It is not being presented as a tall tale or a sarcastic joke. It's being presented as fact. I'm merely asking why people feel the need to make up stories and to propagate stories that are untrue. That is a question I am genuinely interested in.

Why, when we know this is complete BS, do people feel the need to 1) make it up in the first place and 2) propagate the story without engaging their mental faculties.

mlyle 2 days ago | parent [-]

I don't really like your snarky initial take, even when I'm the guy calling bullshit in the first place in the thread.

People propagate falsehoods for numerous reasons. The first is, they don't know it's false. They hear a joke or a hypothetical story and repeat it as fact, and in the retelling it gets amplified. Details get conflated; someone hears a story about slightly radioactive cows and also about computers being affected by radiation, and blends them. Or an expat tells a story about his homeland, exaggerated slightly for effect, and is misunderstood by those who hear it based on their own biases.
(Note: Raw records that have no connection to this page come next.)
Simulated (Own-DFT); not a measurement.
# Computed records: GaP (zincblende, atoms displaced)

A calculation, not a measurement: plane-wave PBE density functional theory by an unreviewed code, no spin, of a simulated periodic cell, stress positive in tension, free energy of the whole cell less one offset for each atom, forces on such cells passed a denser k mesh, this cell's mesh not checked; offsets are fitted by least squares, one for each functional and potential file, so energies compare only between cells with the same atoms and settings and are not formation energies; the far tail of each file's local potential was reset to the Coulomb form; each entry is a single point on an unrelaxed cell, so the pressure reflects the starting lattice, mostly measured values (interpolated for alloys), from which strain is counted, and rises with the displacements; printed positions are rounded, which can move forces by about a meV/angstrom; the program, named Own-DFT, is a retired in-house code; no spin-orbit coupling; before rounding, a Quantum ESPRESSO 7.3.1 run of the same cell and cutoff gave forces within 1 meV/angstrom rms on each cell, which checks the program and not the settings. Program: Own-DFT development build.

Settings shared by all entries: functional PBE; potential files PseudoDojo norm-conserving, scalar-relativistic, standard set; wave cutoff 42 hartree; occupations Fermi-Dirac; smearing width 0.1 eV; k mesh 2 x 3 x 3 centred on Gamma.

In the end we only have so much brainpower. We don't always consider the plausibility of everything to a deep degree. I am nearly positive that you have propagated falsehood where you "should have known better."

And sometimes we tell things that are just a good story. I propagate the neural network tank recognition one to my students because it's a perfect story. I do say that I know it's probably false, but I'm sure some of them will repeat it to others as fact.

reillyse a day ago | parent [-]

Right, you propagate it for a specific reason presumably, because you think it teaches them something about something even if it might not be true.

So that is your reason there.

I'm just interested in the undercurrent of why people seem to like this story and I think it pretty much is "Communism Bad" even though as mentioned otherwhere in this thread (and by me) capitalism has an awful record when it comes to food quality the one thing that is being knocked in this story.

mlyle a day ago | parent [-]

> I'm just interested in the undercurrent of why people seem to like this story

Nah, it's "holy shit radioactive cows causing single-event-upset!@"

It's the legend of the impossible to troubleshoot magical problem that actually makes perfect physical sense (even though it doesn't).

The communism-bad is merely an afterthought that adds a little more appeal to some people.

Indeed, my perspective reading this story... I need to teach a different group of students about SEU and SEL. The thought of radioactive cows from Chernobyl causing upsets is an absolutely "sticky" story that would make the idea of effects from ionizing radiation stay prominently in students' minds, and reinforce my position as a crazy teacher with students.

My reaction as I realized that it was BS and I couldn't justify using it was disappointment.